Black swans: How political shocks are changing the world financial market

"A 1-percent slowdown of China's economy leads to a 0.5-percent slowdown for Russia in the medium term," says Elvira Nabiullina. Head of the Russian Central Bank at a news conference on the design of the new 200- and 2,000-ruble banknotes.

"A 1-percent slowdown of China's economy leads to a 0.5-percent slowdown for Russia in the medium term," says Elvira Nabiullina. Head of the Russian Central Bank at a news conference on the design of the new 200- and 2,000-ruble banknotes.

Artyom Korotayev/TASS
Representatives of the central banks of eight countries, including Russia and China, spoke recently in St. Petersburg about how the unpredictable economic and political events of the last year have influenced their financial policies.

At the end of June, Russian Central Bank Chairwoman Elvira Nabiullina, who was recognized as the best central bank director of 2015, spoke at the International Financial Congress in St. Petersburg about how world events that were difficult to predict have become economic shocks and annulled established financial practices.

Seven of the other central bank directors participating in the event – from China, Switzerland, Iceland, Israel, Chile, Croatia and Kazakhstan – shared her point of view.

Black swans

Economists call the events that were difficult to predict and that influenced the world system "black swans," in reference to Nassim Taleb's book The Black Swan: The Impact of the Highly Improbable. According to Nabiullina, for the world economy in 2015 these events were the protracted fall of oil prices and the markets' volatility, which was caused by the slowdown of China's economy.

"A 1-percent slowdown of China's economy leads to a 0.5-percent slowdown for Russia in the medium term," said Nabiullina. "But this is only if the current structure of our relations and our turnover is preserved."

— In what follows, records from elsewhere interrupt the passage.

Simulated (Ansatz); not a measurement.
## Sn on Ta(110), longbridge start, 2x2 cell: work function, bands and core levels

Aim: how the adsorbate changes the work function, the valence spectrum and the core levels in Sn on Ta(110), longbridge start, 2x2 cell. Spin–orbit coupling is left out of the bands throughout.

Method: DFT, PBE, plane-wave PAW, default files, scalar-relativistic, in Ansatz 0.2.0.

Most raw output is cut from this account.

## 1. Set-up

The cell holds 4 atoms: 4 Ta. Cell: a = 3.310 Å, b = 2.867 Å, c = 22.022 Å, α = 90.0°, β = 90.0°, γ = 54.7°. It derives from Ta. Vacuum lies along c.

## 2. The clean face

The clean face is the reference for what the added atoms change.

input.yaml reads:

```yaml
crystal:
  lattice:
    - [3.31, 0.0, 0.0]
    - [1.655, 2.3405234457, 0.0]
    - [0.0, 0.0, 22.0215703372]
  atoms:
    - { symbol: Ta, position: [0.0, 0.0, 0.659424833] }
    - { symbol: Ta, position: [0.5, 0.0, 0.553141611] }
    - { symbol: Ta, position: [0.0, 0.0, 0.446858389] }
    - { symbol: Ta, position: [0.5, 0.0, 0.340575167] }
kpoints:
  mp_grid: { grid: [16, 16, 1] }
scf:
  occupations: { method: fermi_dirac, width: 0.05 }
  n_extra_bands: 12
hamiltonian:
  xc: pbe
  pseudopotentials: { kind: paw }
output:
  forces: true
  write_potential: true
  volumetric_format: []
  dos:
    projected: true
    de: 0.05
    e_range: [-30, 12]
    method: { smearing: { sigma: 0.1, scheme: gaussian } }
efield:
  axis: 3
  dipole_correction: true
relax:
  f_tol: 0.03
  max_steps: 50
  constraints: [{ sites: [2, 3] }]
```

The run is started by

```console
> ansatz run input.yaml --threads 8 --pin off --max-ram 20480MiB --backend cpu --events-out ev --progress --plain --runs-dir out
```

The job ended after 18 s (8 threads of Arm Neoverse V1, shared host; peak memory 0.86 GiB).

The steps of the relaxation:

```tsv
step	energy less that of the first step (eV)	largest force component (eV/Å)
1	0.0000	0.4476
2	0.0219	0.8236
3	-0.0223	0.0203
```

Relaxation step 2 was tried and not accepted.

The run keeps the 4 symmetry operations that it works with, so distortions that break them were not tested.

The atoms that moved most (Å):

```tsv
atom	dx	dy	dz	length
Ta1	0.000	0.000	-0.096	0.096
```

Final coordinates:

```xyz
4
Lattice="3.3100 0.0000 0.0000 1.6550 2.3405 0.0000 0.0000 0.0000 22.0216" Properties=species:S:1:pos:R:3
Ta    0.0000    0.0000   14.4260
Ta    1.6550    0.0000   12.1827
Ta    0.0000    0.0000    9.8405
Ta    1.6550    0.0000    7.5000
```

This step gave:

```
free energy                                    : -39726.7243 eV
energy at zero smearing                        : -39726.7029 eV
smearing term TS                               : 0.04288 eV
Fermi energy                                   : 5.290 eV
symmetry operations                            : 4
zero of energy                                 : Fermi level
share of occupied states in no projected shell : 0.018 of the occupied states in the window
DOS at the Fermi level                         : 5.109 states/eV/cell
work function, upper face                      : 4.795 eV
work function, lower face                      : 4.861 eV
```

Russia's challenge, in her opinion, is to reorient itself towards China's rapidly growing economy sectors that are related to consumption and the post-industrialized economy (the so-called third sector).

"This year is still not finished and one 'black swan' has already flown away: Brexit. It was also unexpected for the market," said Nabiullina, adding that the UK vote to leave the EU can be viewed "in a broader context, as a request for change."

Such a request, in her words, came about because of several factors: the slowdown of the world economy in the current decade, the accumulation of a debt burden, the growth of socio-economic inequality and the increase in the divide between the wealthiest and the poorest layers of the Russian population (the Gini coefficient measures it between 0 and 1; the closer the indicator is to 0, the less inequality).

According to the World Bank, in the 2000-2012 period the Gini coefficient in developed countries grew by 10 percent to 0.22, while in Russia this indicator increased from 0.37 to 0.415, said Nabiullina.

All this leads to populism or "easy solutions" in politics and to events such as Brexit, which can result in economic destabilization, she explained.

How central banks deal with risks

In conditions of growing volatility in the markets, world central banks can no longer employ soft monetary policies since they carry more risks than advantages, said Nabiullina.

Fritz Zurbrügg, vice chairman of the Swiss National Bank, agrees with her. For a long time Switzerland experimented with keeping its currency inexpensive, which resulted in negative key rates. But today the country has decided to renounce its soft monetary policy and introduced a floating exchange rate and a short-term key rate, said Zurbrügg.

According to Oleg Smolykov, deputy chairman of the Central Bank of Kazakhstan, the policy of inflation targeting helps reduce the risk of currency volatility during crises. In 2014-2015 Kazakhstan's national currency, the tenge, significantly lost its value, just like the ruble.

 

Inflation in both Russia and Kazakhstan last year was 12-13 percent. Thanks to inflation targeting, the Central Bank of Kazakhstan was able to reduce the inflation pressure and increase the pace of de-dollarization.

The achievement of the inflation target is impossible without first carrying out structural reforms of the central bank, affirms Nabiullina.

Zhang Tao, deputy governor of the People's Bank of China, is of the same opinion: "Currently the yuan's exchange rate is very flexible. China's monetary-credit policy will preserve its flexible nature. Its aim is to guarantee reforms in the financial sector," said Tao.